Saturday, May 12, 2012

What is it about those islands?

What is it about those islands off Vancouver, CA? because now all these years later my dear friend and muse, Simone, who I met in '74 Eugene, Oregon...

 (yes the same counter culture capital of the world I spoke of earlier, or will speak of later depending on the order you read this disembodied memoir)...



when I was planting trees with the Hoedads, a legendary collective of feral hippies who replanted logged mountainsides with tiny conifers we carried on our backs in yellow bags, perfectly matching the yellow rain jacket and yellow rain pants we always wore, as you could only plant when it was raining because otherwise the ground was too hard and you couldn't plant when it was snowing either, as the ground was frozen, and so we would be holed up in our black plastic tee pee, way up in the woods, sittin' round the fire, cookin' soup and singin' old country pickin' songs that were popular at the time...
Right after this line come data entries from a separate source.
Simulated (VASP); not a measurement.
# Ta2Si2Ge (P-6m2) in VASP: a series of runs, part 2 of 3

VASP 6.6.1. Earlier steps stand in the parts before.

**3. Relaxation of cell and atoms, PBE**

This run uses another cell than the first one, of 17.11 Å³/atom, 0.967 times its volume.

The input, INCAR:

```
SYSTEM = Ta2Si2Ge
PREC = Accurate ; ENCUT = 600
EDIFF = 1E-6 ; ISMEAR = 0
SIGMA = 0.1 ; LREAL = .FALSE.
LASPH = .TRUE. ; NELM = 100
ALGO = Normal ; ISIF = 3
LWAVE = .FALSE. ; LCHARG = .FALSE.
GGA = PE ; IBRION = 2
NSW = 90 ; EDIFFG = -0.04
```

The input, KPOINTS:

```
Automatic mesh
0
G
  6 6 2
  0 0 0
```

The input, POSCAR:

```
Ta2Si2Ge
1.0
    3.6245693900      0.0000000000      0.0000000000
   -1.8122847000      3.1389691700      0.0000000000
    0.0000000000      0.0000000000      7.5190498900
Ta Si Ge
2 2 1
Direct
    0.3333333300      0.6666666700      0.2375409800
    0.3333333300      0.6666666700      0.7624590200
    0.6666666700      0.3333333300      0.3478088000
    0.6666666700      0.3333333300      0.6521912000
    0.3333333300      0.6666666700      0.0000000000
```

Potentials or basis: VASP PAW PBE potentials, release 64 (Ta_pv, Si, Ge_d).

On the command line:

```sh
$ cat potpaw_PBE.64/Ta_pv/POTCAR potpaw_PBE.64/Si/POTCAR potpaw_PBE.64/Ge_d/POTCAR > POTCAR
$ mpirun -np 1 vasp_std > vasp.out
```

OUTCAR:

so that same Simone I mentioned at the beginning of this sentence, the very same one who is still my dear friend and muse today, even though she lives on a far away island  just off Vancouver CA, and must ride the very same ferries I rode in '78 with the renegade B ( I don't want to say her real name in case now she is a respectable upstanding member of society and sadly no longer an outlaw), the same ferries that my dear Tibetan friend Tenzing Tsewang rode before he died at his mailbox on Saltspring Island...


that same Simone is the friend who spoke the words (quoted elsewhere in this dismembered memoir) which offered me such great comfort - 'he has ridden on ahead'

she is the one, yes the very same one, who once sent her poetic art missives across the oceans in painted envelopes heavy with stamps, to land in my letter box so I could reply in a similar tone, long before it was fashionable, long before it was co-opted into artsy fartsy blogs like this one, long before people just didn't send letters anymore...

that same girl/woman/artist/poet, now simply and affectionately known as Mon (who paints designs on silk scarves and sends her missives now by ether, not post), lives on one of those islands off Vanvouver CA...


and I am thinking I really must go there one day soon for tea...

Monday, May 7, 2012

Made In Cambodia



I took this photo of a Sallyanne Morgan sculpture (called Made In Cambodia) at an exhibition at Java Cafe, Phnom Penh, earlier in 2012. It's my favorite photo of the year so far.

Irish Sculptor Sallyanne Morgan’s meditative, life-size, sculptures explore the tension between the perceived and the real, combining an observation of current lives and past traditions with an underlying uncertainty for what may yet come.

In the exhibition at there are three different series, all of them with a polished white surface. One features the life-like figures of a woman, a child and a man, each with protective tattoos engraved on them, offering a more literal and private narrative. The second series shows abstracted female torsos with a moving sphere in the middle that suggests a deeper more internal conversation. Finally, the third series of small figures balancing in various positions around a central rod, a metaphoric gesture about adaptation to change.

Sallyanne Morgan studied sculpture at Colaiste Conghaile in Dublin in 1995. She exhibited in Dublin and Cork and worked as a Community Artist around the country. This is her first exhibition in Cambodia.

Ben Thynal’s “My Selfish Family” and Sallyanne Morgan’s “The Illusion of Permanence” opened at Java Gallery and Café (56 Sihanouk Bvd.) on the 10th of January 2012.

This is part of the regular series of exhibitions, launching two at time every 6-7 weeks at Java Café & Gallery. Since 2000, this not-for-profit platform form contemporary visual arts in Cambodia, has hosted over 100 exhibitions and performances, including international collaborations and forums.